The annual Global Carbon Budget report measures carbon emissions from human activities such as from burning fossil fuels, cement production and changes in land use (such as those caused by deforestation) and compares this to thresholds outlined in the 2015 Paris Agreement.
India’s emissions are still growing albeit at a slower rate than before, possibly driven by a deployment of renewables. Country-level data shows that in 2024, India, at 8%, was the third-highest absolute contributor to the total global fossil fuel emissions.
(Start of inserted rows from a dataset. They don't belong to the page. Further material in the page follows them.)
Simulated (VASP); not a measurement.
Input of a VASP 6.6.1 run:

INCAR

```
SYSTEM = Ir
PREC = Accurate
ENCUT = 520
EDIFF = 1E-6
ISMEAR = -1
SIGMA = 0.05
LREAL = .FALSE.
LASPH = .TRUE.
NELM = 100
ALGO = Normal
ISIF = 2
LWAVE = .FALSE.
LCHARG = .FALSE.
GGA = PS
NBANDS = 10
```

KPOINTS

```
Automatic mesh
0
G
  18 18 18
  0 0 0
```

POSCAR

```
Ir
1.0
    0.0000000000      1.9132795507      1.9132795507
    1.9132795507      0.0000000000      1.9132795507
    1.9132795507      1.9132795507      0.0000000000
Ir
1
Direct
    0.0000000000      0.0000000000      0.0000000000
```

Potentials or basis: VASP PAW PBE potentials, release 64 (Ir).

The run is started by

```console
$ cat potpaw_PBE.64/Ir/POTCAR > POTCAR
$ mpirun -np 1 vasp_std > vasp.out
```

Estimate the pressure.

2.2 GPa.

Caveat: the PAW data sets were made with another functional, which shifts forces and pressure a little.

Carbon budget almost exhausted
The Global Carbon Project is an international research project that puts together a complete picture of the global carbon cycle, including both its biophysical and human dimensions, together with the interactions and feedbacks between them. The Global Carbon Budget 2025 (GCB 2025), produced by the project, is the 20th edition of the annual update, which started in 2006.
Researchers from the University of Exeter, the University of East Anglia, CICERO Center for International Climate Research, Ludwig-Maximilian-University Munich (LMU) and more than 90 other institutions around the world contributed to the report.
The GCB 2025 shows that carbon emissions are at an all-time high. Curbing global warming to under 1.5 degrees celsius above pre-industrial levels – as per the Paris Agreement necessitates – will now be “virtually impossible”.
“With CO2 emissions still increasing, keeping global warming below 1.5°C is no longer plausible,” said Pierre Friedlingstein of Exeter’s Global Systems Institute, who led the study.
However, a reduction in deforestation and wildfires in South America played a role in reducing net land use emissions. Per the new report, the remaining carbon budget allowance is 170 billion tonnes of CO2 to limit warming to 1.5°C from pre-industrial levels. However, at current levels of carbon emissions, this will be exhausted in four years.
“The remaining carbon budget for 1.5°C, 170 billion tonnes of carbon dioxide, will be gone before 2030 at current emission rate. We estimate that climate change is now reducing the combined land and ocean sinks – a clear signal from Planet Earth that we need to dramatically reduce emissions,” Friedlingstein said in a statement.
The latter is a finding from a linked study, published by the team on November 12 in the journal Nature. It finds that the natural land sink is “substantially smaller” than previously estimated. The ocean sink, meanwhile, is 15% larger than the land sink, consistent with new evidence from oceanic and atmospheric observations, the study noted. The earth’s oceans are known to be important sinks that absorb and sequester carbon in the atmosphere.
The team also found that climate change reduces the efficiency of both sinks, especially the land sink. The combined effects of climate change and deforestation turn Southeast Asian and large parts of South American tropical forests from CO2 sinks to sources, the study added.
India’s emissions growing, but slower than before
In 2024, India was the third-highest absolute contributor to the total global fossil fuel emissions at 8%, whereas China contributed 32% and the US, 13%.
While India’s emissions are growing at a slower rate, per the report, fossil fuel emissions grew in India from 2005 to 2014 by 6.4%, and from 2015 to 2024 by 3.6%.
Emissions in India are expected to rise by around 1.4% (that’s 3.2 gigatonnes of carbon dioxide equivalent per year) in India this year, lower when compared to 2024 levels.
As per an AFP report, an early monsoon and strong renewables growth helped drive a smaller rise in India than in recent years.